Giter Club home page Giter Club logo

fast-near-duplicate-image-search's Introduction

Fast Near-Duplicate Image Search and Delete

  • Author: Umberto Griffo
  • Twitter: @UmbertoGriffo

This Python script is a command line tool for visualizing, checking and deleting near-duplicate images from the target directory. In order to find similar images this script hashes the images using pHash from ImageHash library, adding the hash into a KDTree and perform a nearest neighbours search. In addition, near-duplicate images can be visualized generating a t-SNE (t-distributed Stochastic Neighbor Embedding) using a feature vector for each image derived from the pHash function.

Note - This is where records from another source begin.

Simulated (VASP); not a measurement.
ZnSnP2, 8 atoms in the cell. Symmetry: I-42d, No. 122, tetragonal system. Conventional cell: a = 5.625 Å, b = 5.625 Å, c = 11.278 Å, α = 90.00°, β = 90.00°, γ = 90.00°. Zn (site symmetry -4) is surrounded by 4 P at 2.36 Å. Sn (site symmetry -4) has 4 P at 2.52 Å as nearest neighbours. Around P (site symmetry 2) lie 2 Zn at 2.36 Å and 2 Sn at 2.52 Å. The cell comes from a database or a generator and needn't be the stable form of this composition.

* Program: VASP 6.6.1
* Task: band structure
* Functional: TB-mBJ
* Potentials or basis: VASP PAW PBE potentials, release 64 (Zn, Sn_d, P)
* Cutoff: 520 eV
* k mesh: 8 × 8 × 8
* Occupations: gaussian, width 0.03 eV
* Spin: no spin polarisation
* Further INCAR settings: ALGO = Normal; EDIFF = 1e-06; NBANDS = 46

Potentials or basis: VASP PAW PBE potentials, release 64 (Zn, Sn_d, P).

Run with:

I take no responsibility for bugs in this script or accidentally deleted pictures. Use at your own risk. Make sure you back up your pictures before using. This algorithm is intended to find nearly duplicate images. It is NOT intended to find images that are conceptually similar.

Contents

pHash definition

Features in the image are used to generate a distinct (but not unique) fingerprint, and these fingerprints are comparable. Perceptual hashes are a different concept compared to cryptographic hash functions like MD5 and SHA1.

phash

With cryptographic hashes, the hash values are random. The data used to generate the hash acts like a random seed, so the same data will generate the same result, but different data will create different results. Comparing two SHA1 hash values really only tells you two things. If the hashes are different, then the data is different. And if the hashes are the same, then the data is likely the same. (Since there is a possibility of a hash collision, having the same hash values does not guarantee the same data.) In contrast, perceptual hashes can be compared giving you a sense of similarity between the two data sets. Using pHash images can be scaled larger or smaller, have different aspect ratios, and even minor coloring differences (contrast, brightness, etc.) and they will still match similar images.

KDTree definition

A KDTree(short for k-dimensional tree) is a space-partitioning data structure for organizing points in a k-dimensional space. In particular, KDTree helps organize and partition the data points based on specific conditions. KDTree is a useful for several applications, such as searches involving a multidimensional search key (e.g. range searches and nearest neighbor searches).

Complexity (Average)

Scape Search Insert Delete
O(n) O(log n) O(log n) O(log n)

where n is the number of points.

Search

phases

Deletion

delete

Installation

Check INSTALL.md for installation instructions.

How to use the Makefile

Prerequisites

Install Python3 and virtualenv see Option 2 in INSTALL.md

  • All-in-one: make all
    • Setup, test and package.
  • Setup: make setup-env
    • Installs all dependencies.
  • Export dependencies of the environment: make export_env
    • Export a requirements.txt file containing the detailed dependencies of the environment.
  • Test: make test
    • Runs all tests.
    • Using pytest
  • Clean: make clean
    • Removes the environment.
    • Removes all cached files.
  • Check: make check
    • Use It to check that which pip3 and which python3 points to the right path.
  • Lint: make lint
    • Checks PEP8 conformance and code smells using pylint.
  • Package: make package
    • Creates a bundle of software to be installed.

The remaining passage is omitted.